Boris Johnson, who led the Leave campaign, has been setting much the same course in preparing for a general election. Every scrap of solid evidence and independent analysis says a disorderly Brexit would have a calamitous impact on the economy and living standards. The vast proportion of businesses report a risk to investment and jobs. The pound is sinking fast. Michael Gove publicly scorned experts during the referendum campaign. Now he has taken charge of preparations for Britain to crash out of the EU on October 31.
“Do or die” is how the prime minister puts it. Instead of outflanking Nigel Farage’s Brexit party, the Conservatives have become the Brexit party. Mr Johnson has purged the government of non-believers. The token handful of One Nation Tories permitted to stay in post have been obliged to sign an oath of fealty to a no-deal Brexit. Senior officials who present ministers with inconvenient facts risk being accused of attempted sabotage.
Brexit has rubbed out politics’ familiar left-right dividing line. Mr Johnson has thrown overboard fiscal conservatism in favour of state largesse for the Brexit-backing working classes. Contradictions such as those between big tax cuts and boundless public spending do not disturb identity politics.
This is not to say that Mr Johnson has a firm date in mind for polling day. Assuming that politicians arrive in office possessed of some grand design is a common mistake. In Mr Johnson’s case, the presumption should perhaps be the opposite. He has never been guided by principle or impressed by strategy. The present blizzard of sunny optimism, spending pledges, and the brusque ultimatum to the EU27, might be aimed at creating a new dynamic in the negotiations with Brussels.
If so, it has badly backfired. European leaders are unimpressed. Plainly, the EU had been prepared to offer some concessions on the thorny question of the Irish border. Until last week there had been chatter in Brussels about applying pressure on Leo Varadkar, the Irish prime minister, to accept a face-saving fudge. Mr Johnson’s maximalist position has put an end to that.
The prime minister is asking Germany’s Angela Merkel and France’s Emmanuel Macron to jeopardise the Good Friday peace agreement by tearing up the guarantee in the draft Brexit accord to maintain an open Irish Border. He cannot be surprised that they do not share his recklessness.

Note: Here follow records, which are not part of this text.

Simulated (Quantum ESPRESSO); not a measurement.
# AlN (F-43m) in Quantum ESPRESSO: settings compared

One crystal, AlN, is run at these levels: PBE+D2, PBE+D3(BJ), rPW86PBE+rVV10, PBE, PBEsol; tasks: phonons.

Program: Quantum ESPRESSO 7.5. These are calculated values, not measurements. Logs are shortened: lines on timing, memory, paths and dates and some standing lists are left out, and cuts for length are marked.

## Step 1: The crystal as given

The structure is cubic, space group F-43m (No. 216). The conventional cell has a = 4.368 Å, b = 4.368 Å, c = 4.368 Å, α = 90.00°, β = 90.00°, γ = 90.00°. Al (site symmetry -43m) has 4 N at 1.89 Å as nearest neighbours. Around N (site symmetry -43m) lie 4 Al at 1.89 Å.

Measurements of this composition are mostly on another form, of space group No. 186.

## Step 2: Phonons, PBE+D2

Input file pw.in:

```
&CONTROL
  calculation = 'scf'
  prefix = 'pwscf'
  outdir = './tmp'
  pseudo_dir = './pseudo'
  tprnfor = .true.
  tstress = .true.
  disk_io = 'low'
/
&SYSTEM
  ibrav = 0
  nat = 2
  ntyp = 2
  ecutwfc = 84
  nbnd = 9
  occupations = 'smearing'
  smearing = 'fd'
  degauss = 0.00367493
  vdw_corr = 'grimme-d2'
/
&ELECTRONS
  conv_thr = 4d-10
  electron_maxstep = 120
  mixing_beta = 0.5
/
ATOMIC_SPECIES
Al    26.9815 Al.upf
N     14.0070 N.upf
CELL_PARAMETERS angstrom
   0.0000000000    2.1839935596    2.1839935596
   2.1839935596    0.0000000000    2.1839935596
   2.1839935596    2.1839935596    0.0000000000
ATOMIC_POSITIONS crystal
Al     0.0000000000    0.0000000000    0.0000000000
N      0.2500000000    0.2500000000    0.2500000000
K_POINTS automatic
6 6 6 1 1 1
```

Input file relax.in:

Mr Johnson may think he can yet postpone an election by persuading the House of Commons to back a cliff-edge Brexit. Having rid the cabinet of fifth-columnists, he may calculate he can face down the Remainers on the Tory backbenches. Would even ardent Tory Europhiles really risk putting Labour leader Jeremy Corbyn in Number 10? By promising to pump public money into Brexit-supporting Labour seats, Mr Johnson is also bidding for the votes of a sizeable group of opposition MPs.
Maybe. But, whatever his hopes, most roads point towards a general election - a poll that he cannot win without disarming Mr Farage. Hence the decisive shift to the right. By shedding its traditional identity as a broad coalition across the centre-right, the Tories become the Brexit, or more precisely, the English nationalist party.
The past few days have seen Mr Johnson wrap himself in the UK flag. In truth, he is uninterested in the smaller nations of the UK. He has never been popular in Scotland and will not have been surprised at the public abuse that greeted his visit to Edinburgh. Ruth Davidson, leader of the Scottish Tories, has told Mr Johnson that a no-deal Brexit would see the party badly damaged in a general election.
Scotland’s first minister and leader of the Scottish Nationalist party, Nicola Sturgeon, could not have wished for a better enemy in her campaign for independence. Mr Johnson seems equally unmoved by the threat of a no-deal Brexit to the Conservatives in Wales or by the boost it could give to the case for the reunification of Ireland. All the signs are that the prime minister is ready to gamble the UK union. Brexit has become the only thing that matters.
Whether the numbers would add up in a Commons vote is another question. No one knows how many disaffected Labour supporters Mr Johnson can sweep up eventually into his great patriotic crusade; or, for that matter, how many Tory seats will be lost to the Liberal Democrats in southern England as the party’s moderate voters defect.
The irony is that the prime minister’s most valuable card is Mr Corbyn - an opposition leader so possessed by the warped ideology of the far-left and by his own anti-European prejudices as to repel large swaths of voters who would otherwise count themselves part of the progressive centre-left.
Not so long ago, the complaint most often heard in Britain was that Brexit had paralysed parliament. The damage, though, runs much deeper. The argument about Europe has shredded the very fabric of British politics and may yet destroy the United Kingdom itself.